New York City Mayor Michael Bloomberg’s speech at the Gracie Mansion iftar brought tears to my eyes:
A few quotes worth highlighting:
Islam did not attack the World Trade Center. Al-Qaeda did. To implicate all Islam for the actions of a few who twisted a great religion is unfair and un-American. Today, we are not at war with Islam. We are at war with Al-Qaeda and other extremists who hate freedom.
Freedom and tolerance will always defeat tyranny and terrorism. And that’s the great lesson of the 20th century, and we must not abandon it here in the 21st.
This is a test of our commitment to American values, and we have to have the courage of our convictions. We must do what is right, not what is easy. We must put our faith in the freedoms that have sustained our great country for more than two hundred years.
There is nowhere in the five boroughs of New York City that is off-limit to any religion. And by affirming that basic idea, we will honor America’s values, and we will keep New York the most open, diverse, tolerant, and free city in the world.

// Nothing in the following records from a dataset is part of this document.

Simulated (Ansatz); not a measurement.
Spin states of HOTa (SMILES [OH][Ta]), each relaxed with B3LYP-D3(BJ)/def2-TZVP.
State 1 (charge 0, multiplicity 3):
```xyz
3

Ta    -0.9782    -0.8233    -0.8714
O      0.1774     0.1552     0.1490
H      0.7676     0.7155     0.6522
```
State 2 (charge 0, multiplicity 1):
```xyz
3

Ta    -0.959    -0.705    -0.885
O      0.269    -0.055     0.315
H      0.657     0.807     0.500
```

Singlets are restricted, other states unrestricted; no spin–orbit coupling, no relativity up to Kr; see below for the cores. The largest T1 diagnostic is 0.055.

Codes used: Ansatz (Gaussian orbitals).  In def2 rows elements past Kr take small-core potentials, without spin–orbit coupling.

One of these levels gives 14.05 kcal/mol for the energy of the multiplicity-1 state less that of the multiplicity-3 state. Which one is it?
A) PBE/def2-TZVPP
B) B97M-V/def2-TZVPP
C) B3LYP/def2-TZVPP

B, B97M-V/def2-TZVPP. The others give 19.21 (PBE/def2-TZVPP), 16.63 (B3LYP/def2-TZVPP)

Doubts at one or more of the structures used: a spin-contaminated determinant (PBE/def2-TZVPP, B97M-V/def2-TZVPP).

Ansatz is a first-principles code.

This weekend is the anniversary of Martin Luther King, Jr.’s “I Have a Dream” speech at the August 28, 1963 March on Washington for Jobs and Freedom. Mayor Bloomberg’s remarks are in the best tradition of spiritually compassionate calls for tolerance, equality, and civil liberties which Dr. King epitomized in 1963. This is an American rhetorical and ideological tradition stretching back through the abolitionists, through Jefferson, and across the continent, though there is an argument to be made that it is New York City which best represents this spirit of freedom and inclusion:
Not like the brazen giant of Greek fame,
With conquering limbs astride from land to land;
Here at our sea-washed, sunset gates shall stand
A mighty woman with a torch, whose flame
Is the imprisoned lightning, and her name
Mother of Exiles. From her beacon-hand
Glows world-wide welcome; her mild eyes command
The air-bridged harbor that twin cities frame.
“Keep ancient lands, your storied pomp!” cries she
With silent lips. “Give me your tired, your poor,
Your huddled masses yearning to breathe free,
The wretched refuse of your teeming shore.
Send these, the homeless, tempest-tost to me,
I lift my lamp beside the golden door!”
I have devoted a lot of Facebook time these past couple weeks to promoting the voices of American freedom and acceptance which seek to put right the voices of misunderstanding which misguidedly believe that lower Manhattan is not the place for a Muslim community center. But you don’t have to be a politician whose words make it into a newspaper or onto YouTube to dispel intolerance—all you need to do is to remember that, from some vantage points in lower Manhattan—perhaps the top of the new Freedom Tower will be one of them—you can see the Statue of Liberty.